Literacy Narrative outline- Ms Carr
My first word was “newsweek” my mom says I saw it and read it off the cover of one of Dad’s magazine covers.
My favorite book when I was young was “Goodnight Moon”
I don’t have many memories of those rudimentary reading books like “Dick and Jane” or “See Spot Run” but some memories of my father tucking me in at night and reading to me in efforts to create a bedtime routine and take my mind off my mother not living with us anymore.
The series books of my time were “Goosebumps” “Baby Sitters Club” and “Sweet Valley High” for example. I had a few of those last ones, but the series books didn’t interest me that much as the characters weren’t relatable: they tended to be about privileged white people with trivial problems. And I didn’t like horror or mystery so the title alone of the Goosebumps books were a turn off.
My parents are big readers in their own right. My mom was never without a book and always had big hard cover books by such authors as M Scott Peck and Sue Grafton. Whereas my father wasn’t huge into reading books/literature but without fail, every morning I would find my father reading the New York Times at the breakfast table and at various points throughout the day. It helped having countless issues in the house for current events projects in school.

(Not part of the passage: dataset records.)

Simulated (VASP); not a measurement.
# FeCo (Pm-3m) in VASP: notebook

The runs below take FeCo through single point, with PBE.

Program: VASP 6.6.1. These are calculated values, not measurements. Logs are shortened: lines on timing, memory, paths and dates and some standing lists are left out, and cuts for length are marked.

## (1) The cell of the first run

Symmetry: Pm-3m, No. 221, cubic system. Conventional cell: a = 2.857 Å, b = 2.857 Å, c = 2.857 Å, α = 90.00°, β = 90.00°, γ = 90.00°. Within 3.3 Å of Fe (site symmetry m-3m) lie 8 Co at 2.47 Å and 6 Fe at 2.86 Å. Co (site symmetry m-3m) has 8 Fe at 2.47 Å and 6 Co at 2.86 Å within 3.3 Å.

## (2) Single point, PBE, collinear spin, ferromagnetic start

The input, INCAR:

But no one was more influential than Ms Morelli, my 9th and 10th grade English teacher. She’s the sole reason why I have pursued a teaching career specifically in English and why I work so hard at my job and believe in what I do. She is, was, and will always be, the archetype for English teaching for me. And despite our visible differences, while I was in high school, she was everything I wanted to be in a young woman and young adult: well read, intelligent, fair, well traveled, in touch with her students, multi lingual, funny, compassionate, and very successful in her job. We girls loved Ms Morelli. I especially adored her and loved English class. Prior to Ms Morelli my favorite subjects in school were gym and lunch. My life revolved around sports and eating. I didn’t mind reading at all, I had countless books at home and did fairly well in English/Language Arts, but I would rather be running or chasing a ball and eating a huge meal 97% of the time. Once my father found me behind one of his “Newsweek” magazines and was quite impressed with my initiative to pick one up and educate myself about current events and the world around me. He asked me WHAT I was reading, and it was an article about the newly formed WNBA and women in sports… He then said to me, “you do know there’s more to life than sports…” and I said, yes I know, and kept right on reading. In recalling this memory, he failed to see that in reading about women in sports I was actually educating myself on the topic instead of flipping through pictures of female athletes. But meeting Ms Morelli in 9th grade English really introduced me to the importance of words on a page and how teachers can impact lives in ways we are totally unaware and completely unsuspecting.